Working Group Charter and Direction
The OCP Future Technologies Initiative (FTI) has been a great resource to incubate emerging technologies, architectures and directions. In recent years, one such FTI initiative has been the AI HW/SW Co-Design effort focusing on both emerging technology used for AI computational infrastructure and the ecosystem required for efficient resource management, which includes discovery, configuration and the composition of computing resources to meet the service level objectives of AI workloads. In 2023, this team’s collaborative work effort successfully resulted in the publication of an OCP White Paper titled “Polymorphic Architecture for Future AI Applications.” 2024 kicked off with the AI HW/SW Co-Design Working Group following up this groundwork by revisiting the goals of the charter, and refining the polymorphic architecture framework with hierarchical transformability and composability, enabling large scalability and dynamic reconfigurability of heterogeneous computing infrastructure for high performance computation of AI workloads in real-time.
Closing 2024
As a member of the FTI in OCP, the AI HW/SW Co-Design Working Group progressed the architecture definition as outlined in the charter as well as evangelized the underlying principles and ended 2024 with the publication of the Polymorphic Architecture Definition v1.0, demonstrating the breadth of possibilities in discovering, composing, managing, and optimizing resources to meet the demands of the ever-changing AI workloads. At the 2024 OCP Global Summit, the group held an FTI Workshop highlighting the capabilities of AI HW/SW Co-Design, and applicability to the IT Ecosystem from application, to data management, to topology awareness and silicon design. Industry leaders discussed the requirements of co-design at each layer of the infrastructure to meet the ever-changing demands of the AI ecosystem. This was a very insightful and impactful meeting resulting in great ideas and directions.

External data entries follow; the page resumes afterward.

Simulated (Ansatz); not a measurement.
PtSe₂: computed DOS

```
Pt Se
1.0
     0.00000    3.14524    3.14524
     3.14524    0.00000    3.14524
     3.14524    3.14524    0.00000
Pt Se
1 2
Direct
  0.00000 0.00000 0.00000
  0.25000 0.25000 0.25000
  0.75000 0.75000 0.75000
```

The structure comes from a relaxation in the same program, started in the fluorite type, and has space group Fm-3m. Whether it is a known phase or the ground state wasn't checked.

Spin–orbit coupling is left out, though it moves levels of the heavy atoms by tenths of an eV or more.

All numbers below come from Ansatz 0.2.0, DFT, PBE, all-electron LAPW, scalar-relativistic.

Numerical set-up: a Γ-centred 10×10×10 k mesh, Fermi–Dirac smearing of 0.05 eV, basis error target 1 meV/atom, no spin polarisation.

As the year closed, it was clear that the mission of this working group needed to continue and to focus on specific areas to both develop clear requirements for supporting the needed polymorphic capabilities and deliver on the proof of concepts for demonstrating its full potential.
Launching 2025
With the new year, the AI HW/SW Working Group has been transitioned from an OCP FTI effort to a sub-project under the OCP Server Project. This transition moves the working group from incubating ideas and concepts to a Project, with a mandate to develop and operationalize the Polymorphic Architecture from whitepapers to the proof of concepts. This sub-project will not only demonstrate the ideas identified, but also build and accept requirements for collaboration and integration with other OCP Projects and sub-projects.
Polymorphic Architecture Subsystems
Polymorphic Architecture enables hierarchical fractal composability across large-scale computing resources to make them behave like a single logical accelerator. Thus, the resources can be dynamically reconfigured and adapted to the application’s running behavior for highly efficient execution. The capability of the polymorphic system relies on the polymorphisms of its sub-systems supported by technologies in corresponding domains. As shown in Figure 1, these include:
- Polymorphic computing resources with characteristics of heterogeneity, modularity, virtualization, composability and transformability. These should enable various mechanisms of parallelism (such as 3D parallelism) and flexibility common for AI training and even for test-time compute scaling.
- Polymorphic interconnect with characteristics of reconfigurability, composability and scalability. Furthermore, the interconnect fabric can be co-optimized via topology-aware collective communication and/or in-network computing. The logical topology built on the polymorphic interconnect fabric can be formed via all-to-all switching, multi-pathing, or even relaying via other compute nodes.
- Polymorphic memory hierarchies: composable with capabilities of tiering and/or in-memory computing.
- Software ecosystem and optimizations: application characterization, computation partitioning & mapping, fault tolerance, compiler optimizations, etc.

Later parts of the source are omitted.